ROBINS AIR FORCE BASE, Ga. - The C-5 System Integration Lab at Robins has been prepping to accommodate upcoming changes to the weapon system’s color weather radar capabilities for the last several months.
Full-scale development is now underway by Lockheed Martin to update to a new version of the color weather radar, as well as its core mission computer, which is the heart of mission planning while a C-5 is in flight. It allows the crew to see where danger spots are such as thunderstorms, tornadoes and high winds are.
The C-5 Galaxy’s current robust testing environment at Robins includes a facility that uses a salvaged cockpit section from a C-5 which crashed at Dover Air Force Base, Del., in 2006.

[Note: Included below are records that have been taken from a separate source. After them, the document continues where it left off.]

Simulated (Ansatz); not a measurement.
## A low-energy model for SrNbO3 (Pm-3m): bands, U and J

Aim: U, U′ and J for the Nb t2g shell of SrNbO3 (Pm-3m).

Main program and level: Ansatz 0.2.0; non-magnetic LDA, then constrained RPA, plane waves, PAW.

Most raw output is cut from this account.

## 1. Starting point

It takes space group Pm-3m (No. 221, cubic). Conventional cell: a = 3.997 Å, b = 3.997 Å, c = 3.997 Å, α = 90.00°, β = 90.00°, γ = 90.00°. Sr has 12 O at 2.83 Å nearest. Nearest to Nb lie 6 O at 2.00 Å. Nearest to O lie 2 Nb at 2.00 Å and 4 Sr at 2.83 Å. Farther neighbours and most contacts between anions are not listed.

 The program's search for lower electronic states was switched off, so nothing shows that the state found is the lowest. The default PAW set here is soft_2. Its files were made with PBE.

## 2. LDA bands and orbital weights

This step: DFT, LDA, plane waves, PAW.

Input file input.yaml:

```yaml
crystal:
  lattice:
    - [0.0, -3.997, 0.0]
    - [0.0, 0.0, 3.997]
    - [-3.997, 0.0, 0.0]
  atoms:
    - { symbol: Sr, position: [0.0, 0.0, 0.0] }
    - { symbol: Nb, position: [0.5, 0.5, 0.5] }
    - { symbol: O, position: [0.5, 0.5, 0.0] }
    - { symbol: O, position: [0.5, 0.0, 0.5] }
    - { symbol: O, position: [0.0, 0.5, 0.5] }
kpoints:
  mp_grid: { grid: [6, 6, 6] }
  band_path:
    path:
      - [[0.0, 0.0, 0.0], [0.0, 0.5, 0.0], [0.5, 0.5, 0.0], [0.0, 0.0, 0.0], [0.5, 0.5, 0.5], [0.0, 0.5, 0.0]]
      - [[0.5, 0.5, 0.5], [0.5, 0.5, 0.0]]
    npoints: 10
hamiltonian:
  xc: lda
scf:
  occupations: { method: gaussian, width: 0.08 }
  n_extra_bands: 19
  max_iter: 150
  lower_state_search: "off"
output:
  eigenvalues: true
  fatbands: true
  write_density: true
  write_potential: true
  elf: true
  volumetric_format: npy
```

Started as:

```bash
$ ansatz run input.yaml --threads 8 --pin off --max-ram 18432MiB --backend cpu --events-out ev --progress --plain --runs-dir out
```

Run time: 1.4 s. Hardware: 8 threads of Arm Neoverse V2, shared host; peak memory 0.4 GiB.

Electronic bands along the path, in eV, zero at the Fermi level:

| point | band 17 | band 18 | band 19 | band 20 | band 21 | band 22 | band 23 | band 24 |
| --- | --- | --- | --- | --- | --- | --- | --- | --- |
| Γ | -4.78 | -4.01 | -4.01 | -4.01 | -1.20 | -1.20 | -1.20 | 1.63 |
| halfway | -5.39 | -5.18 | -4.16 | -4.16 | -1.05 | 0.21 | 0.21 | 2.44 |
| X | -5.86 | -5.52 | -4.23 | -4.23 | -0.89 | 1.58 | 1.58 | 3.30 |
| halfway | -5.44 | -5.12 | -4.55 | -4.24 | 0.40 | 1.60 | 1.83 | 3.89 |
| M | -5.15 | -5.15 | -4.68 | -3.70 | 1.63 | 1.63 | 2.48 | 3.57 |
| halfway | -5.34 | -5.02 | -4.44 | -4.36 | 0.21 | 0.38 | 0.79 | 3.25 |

The existing flight deck allows 578th Software Maintenance Squadron electronics engineers, technicians and computer scientists the ability to simulate and test software, perform pre-flight tests and eliminate issues before it’s used on live aircraft.
“If we can eliminate issues through testing in the SIL, we don’t tie up people and resources down the line,” said Robert Hermann, 578th SMXS director.
But in order to accommodate the pending workload associated with the new color weather radar, several hardware modifications to the existing lab had to be worked.
That included designing, fabricating and installing an electronics cabinet/enclosure; fabricating and installing cables from the lab’s cockpit to the cabinet/enclosure; and designing an antenna fixture and pedestal that allows for proper antenna rotation during testing.
An air conditioning and heating unit that maintains temperature and humidity inside the enclosure was also installed. Along with the color weather radar’s receiver/transmitter, the enclosure, located on the building’s roof, will support the antenna fixture/pedestal assembly and the radome.
That radome, which took about a week and a half to fabricate, simulates the functionality of an actual C-5 nose radome. The radome’s shape was formed using a wood mold, sealed with joint compound, covered and sanded, painted and applied with fiberglass epoxy.
The radome was designed and built in-house by a team led by Chris Causey, C-5 SIL tech lead, along with electronics engineers Andy Adams, John Crutchfield, Brandy Herrmann, Tony Kirksey, David Ogden and Emile Sumner, and computer scientist Todd Morris. Also assisting was painter Jason Blount with the 402nd Maintenance Support Group.
Engineering and manufacturing development testing of the color weather radar is scheduled to begin here in mid-November.
A team got together in advance of testing to build the radome here which will ensure the C-5 SIL will be ready by the fall.
Eliminating the major constraint of building the radome at Robins demonstrated taking initiative and applying ingenuity to provide a solution which is part of key concepts outlined in the Air Force Sustainment Center’s Art of the Possible.
The AoP “creates a culture that is focused daily on identifying and urgently eliminating process constraints affecting the process critical path during execution.”
Once complete, the C-5 SIL will have the capability to receive live data from the antenna, picking up weather patterns that can be transmitted back to engineers working inside the C-5 simulator.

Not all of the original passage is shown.